Good Hang with Amy Poehler · Sarah Sherman · June 16, 2026
Sherman Credits Loving Parents for Her Confidence After Michaels Observation
Good Hang with Amy Poehler
Good Hang with Amy Poehler
Sarah Sherman
"He said, like, after I did, I think, a squirrel or some fucking animal, he said, when you did that, I could tell you were loved as a child. And I was like, clocked."

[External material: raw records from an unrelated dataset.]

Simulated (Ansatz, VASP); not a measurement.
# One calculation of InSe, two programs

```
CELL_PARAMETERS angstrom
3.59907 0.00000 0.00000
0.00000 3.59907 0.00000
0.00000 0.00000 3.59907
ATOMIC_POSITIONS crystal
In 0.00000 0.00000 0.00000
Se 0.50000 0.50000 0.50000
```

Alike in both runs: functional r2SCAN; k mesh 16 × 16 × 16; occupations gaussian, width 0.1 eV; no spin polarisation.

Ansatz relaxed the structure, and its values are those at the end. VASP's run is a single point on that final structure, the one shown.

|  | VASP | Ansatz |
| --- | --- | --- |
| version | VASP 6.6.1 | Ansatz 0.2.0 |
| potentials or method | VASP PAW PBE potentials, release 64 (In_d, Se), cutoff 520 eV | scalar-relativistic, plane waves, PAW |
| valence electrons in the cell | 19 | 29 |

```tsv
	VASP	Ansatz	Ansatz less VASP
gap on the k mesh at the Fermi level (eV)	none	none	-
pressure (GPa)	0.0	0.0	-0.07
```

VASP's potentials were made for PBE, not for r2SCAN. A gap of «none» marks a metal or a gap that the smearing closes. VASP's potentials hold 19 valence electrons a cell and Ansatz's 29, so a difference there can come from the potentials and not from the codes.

Lorne Michaels told Sarah Sherman he could tell from her performance that she was loved as a child. Sherman acknowledged this and later reflected on loving parents privilege as the source of her confidence, saying unconditional parental support creates scaffolding that allows performers to take risks without fear of losing their family.

About this episode

Amy Poehler hosts SNL cast member Sarah Sherman for a wide-ranging conversation covering Sherman's unconventional path to mainstream comedy success. Sherman, who just completed her fifth season on SNL and released an HBO special titled Sarah Squirm: Live and in the Flesh, discusses her roots in Chicago's DIY performance art scene, her early failures auditioning for SNL at age 22, and how Lorne Michaels personally vetoed her stage name Sarah Squirm when she was hired. The episode reveals Sherman's creative process working from the outside in through costumes and prosthetics rather than character motivation, a method she now questions after five seasons. Poehler, drawing on her own SNL experience, probes Sherman's relationship with confidence, failure, and her unique aesthetic that blends body horror with comedy. Sherman credits her supportive parents for giving her the foundation to take creative risks and discusses working with makeup legend Louis Zakarian on elaborate transformations. She opens up about recurring stress dreams involving missing writing deadlines and disappointing authority figures. The conversation also touches on Sherman's collaboration with John Waters for her special, her love of Real Housewives and soap operas, and her early comedy shows in basements with names like Hell Trap Nightmare featuring extreme performance art. Poehler and Sherman share a mutual appreciation for using comedy to pressure societal norms around femininity and disgust while maintaining warmth and accessibility.